With condolences to all victims of violence and their families.

Last Sunday, a short while after the Passion Gospel was ended in churches across the nation, across the world, a man took a shotgun to the parking lot of a couple of Jewish community establishments and killed three randomly targeted people.

What does that have to do with reading the Passion Gospel? The man was reliably insane, repeatedly reported as an extremist and a hatemonger. We don’t know but that the timing might have been a coincidence. So what does it have to do with us, gathered here on Good Friday?

Try this: it didn’t take long, it took less than a generation for Jesus’ message of love, of forgiveness even from the cross, of prayer for an enemy, peace in times of persecution; it didn’t take long for those words to get buried under a mountain of righteous and ironic indignation on behalf of Jesus Christ, the Prince of Peace.

It is a frighteningly short step from righteous indignation to revenge.

In the garden, it is Peter who strikes out at a slave, a scapegoat for his anger and fear. But Jesus will have none of it. Jesus would die before he would have anything to do with such denigrating, violent oppression of another human being.

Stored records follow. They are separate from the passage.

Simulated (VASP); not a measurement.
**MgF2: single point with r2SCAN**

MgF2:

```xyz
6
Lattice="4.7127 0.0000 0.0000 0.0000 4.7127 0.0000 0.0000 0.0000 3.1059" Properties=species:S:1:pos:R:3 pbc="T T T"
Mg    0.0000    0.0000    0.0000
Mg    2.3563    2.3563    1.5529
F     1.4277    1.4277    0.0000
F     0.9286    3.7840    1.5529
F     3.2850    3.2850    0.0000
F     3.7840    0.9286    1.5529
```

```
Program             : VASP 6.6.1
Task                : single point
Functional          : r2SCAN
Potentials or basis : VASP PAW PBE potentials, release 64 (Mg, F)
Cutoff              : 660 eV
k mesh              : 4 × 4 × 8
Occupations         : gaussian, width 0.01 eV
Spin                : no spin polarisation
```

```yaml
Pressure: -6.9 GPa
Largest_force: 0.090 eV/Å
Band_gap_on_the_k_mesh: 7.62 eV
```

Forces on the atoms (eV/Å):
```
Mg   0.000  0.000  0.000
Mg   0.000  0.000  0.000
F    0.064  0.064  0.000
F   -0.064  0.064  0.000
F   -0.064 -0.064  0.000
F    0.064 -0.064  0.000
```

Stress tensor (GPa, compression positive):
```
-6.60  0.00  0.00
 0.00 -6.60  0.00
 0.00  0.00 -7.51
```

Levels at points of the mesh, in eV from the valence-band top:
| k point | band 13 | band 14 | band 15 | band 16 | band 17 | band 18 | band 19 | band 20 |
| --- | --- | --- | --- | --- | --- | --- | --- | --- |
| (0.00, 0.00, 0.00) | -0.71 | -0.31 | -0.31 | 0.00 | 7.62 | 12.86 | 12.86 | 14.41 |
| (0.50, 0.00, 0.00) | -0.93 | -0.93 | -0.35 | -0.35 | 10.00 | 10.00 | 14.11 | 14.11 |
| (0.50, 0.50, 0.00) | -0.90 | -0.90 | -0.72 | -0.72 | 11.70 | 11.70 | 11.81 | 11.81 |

I don’t believe that any of us here is a crazy extremist, but we have all used other people, or groups of people, even people in our own families sometimes as scapegoats for our own anger and fear. We use the language of code to test out who is one of us and who is one of them. At our worst, we twist their differences from us into excuses for righteous indignation against them. We use the cross as a weapon with which to stake others through the heart, or we stand by in silence as others do the dirty work for us. Yet, in the words of James H. Cone, author of The Cross and the Lynching Tree, “The cross places God in the midst of crucified people, in the midst of people who are hung, shot, burned and tortured.”*

Every time we use the cross, or stand idly by as the cross is abused as a weapon of oppression, prejudice or hatred, against anyone, we crucify God anew.

Sometimes we try justify our hatred of one thing, one group, one aspect of our humanity by our love of something higher; but real love does not beget hatred. The Archbishop of Canterbury recently illustrated on a radio phone-in show how using the cross as a tool for the appeasement of oppressors can land us in the moral marshlands, wet, sticky and muddy. “What is truth?” asked Pilate. It cannot be constructed out of lies. It cannot be based on insulting others, or undermining their stories, or denying their dignity.

The Archbishop was right about one this: how we talk about one another matters. How we are heard and seen to treat one another matters immensely. “By this shall they know that you are my disciples,” said Jesus, “that you love one another.”

The services for two of the victims of last Sunday’s violence took place today, Good Friday, I am told, at a church called the Church of the Resurrection. I am a big fan of irony, but I think that we may be sinking in it by now.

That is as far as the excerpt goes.